Rupert Murdoch would do anything to stop Trump except anything
Rupert Murdoch has handed the reins of his world-destroying news empire to his most reactionary son. And apparently he’s leaving as a classic elite Republican bullshit Never-Trumper, who doesn’t like Trump has tried propping up Ron DeSantis to stop him and is otherwise all out of ideas:
Murdoch’s unhappiness and befuddlement is the throughline of Wolff’s amusingly vicious and very well-timed book, “The Fall: The End of Fox News and the Murdoch Dynasty,” which is to hit shelves next week, days after Murdoch, 92, announced his retirement from the Fox Corporation and News Corporation boards. Wolff paints Fox’s owner as embarrassed by the channel’s vulgarity and horrified by its ultimate political creation, Donald Trump. Murdoch apparently very much wants to thwart the ex-president, just not at the price of losing a single point in the ratings.

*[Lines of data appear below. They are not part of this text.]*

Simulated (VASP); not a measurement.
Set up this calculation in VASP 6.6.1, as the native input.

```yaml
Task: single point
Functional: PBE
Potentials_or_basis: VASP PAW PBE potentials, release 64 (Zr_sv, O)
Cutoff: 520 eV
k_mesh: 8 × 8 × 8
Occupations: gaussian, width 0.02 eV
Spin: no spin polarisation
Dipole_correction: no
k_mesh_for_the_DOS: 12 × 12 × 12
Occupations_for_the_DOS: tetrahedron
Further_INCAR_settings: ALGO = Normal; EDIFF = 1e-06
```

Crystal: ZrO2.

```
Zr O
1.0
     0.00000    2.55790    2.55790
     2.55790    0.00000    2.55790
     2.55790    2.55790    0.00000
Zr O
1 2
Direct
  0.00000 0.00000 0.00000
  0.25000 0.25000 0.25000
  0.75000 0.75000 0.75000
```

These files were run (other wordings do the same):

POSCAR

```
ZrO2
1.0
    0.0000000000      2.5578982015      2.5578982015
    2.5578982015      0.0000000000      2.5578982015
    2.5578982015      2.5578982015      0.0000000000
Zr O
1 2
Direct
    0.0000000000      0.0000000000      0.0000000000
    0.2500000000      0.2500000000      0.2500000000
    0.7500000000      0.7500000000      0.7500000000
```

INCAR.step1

In his tortured enabling of Trump, Murdoch seems the ultimate symbol of a feckless and craven conservative establishment, overmatched by the jingoist forces it encouraged and either capitulating to the ex-president or shuffling pitifully off the public stage. “Murdoch was as passionate in his Trump revulsion as any helpless liberal,” writes Wolff. The difference is that Murdoch’s helplessness was a choice.
Few people bear more responsibility for Trump than Murdoch. Fox News gave Trump a regular platform for his racist lies about Barack Obama’s birthplace. It immersed its audience in a febrile fantasy world in which all mainstream sources of information are suspect, a precondition for Trump’s rise. (Many people have described losing loved ones to Fox’s all-consuming alternative reality.) After Trump lost in 2020, Fox helped spread the defeated president’s falsehoods about a stolen election, which both contributed to the Jan. 6 insurrection and cost Fox nearly $800 million in its settlement with Dominion Voting Systems. (It was as part of that settlement, Wolff writes, that Fox fired its biggest star, the demagogic troll Tucker Carlson.)
Whatever his personal feelings, not only Trump but the radicalization of the party that made its takeover by someone like Trump inevitable hangs fully on him.
And apparently he wishes not only history but his kids will absolve him:
Though “The Fall” is peppered with references to HBO’s “Succession,” Murdoch comes off as the anti-Logan Roy, desperate for the approval of his mostly liberal children, with the hateful Fox News standing between them. “He just wants his kids to love him,” Roger Ailes is quoted saying. “And they don’t.” In a chapter set in the winter of 2022, Wolff describes Murdoch fantasizing about giving up Fox, which his friends urge him to do. They emphasize “how much better his relationship with his children would be without the curse of Fox News.”
Another difference between Murdoch and Logan Roy is that the latter was utterly unapologetic about both his reactionary politics and his venality until his last flight; he never kidded himself about what he was. Rupert’s small glimmers of conscience and wish he could duck responsibility if anything makes him more evil.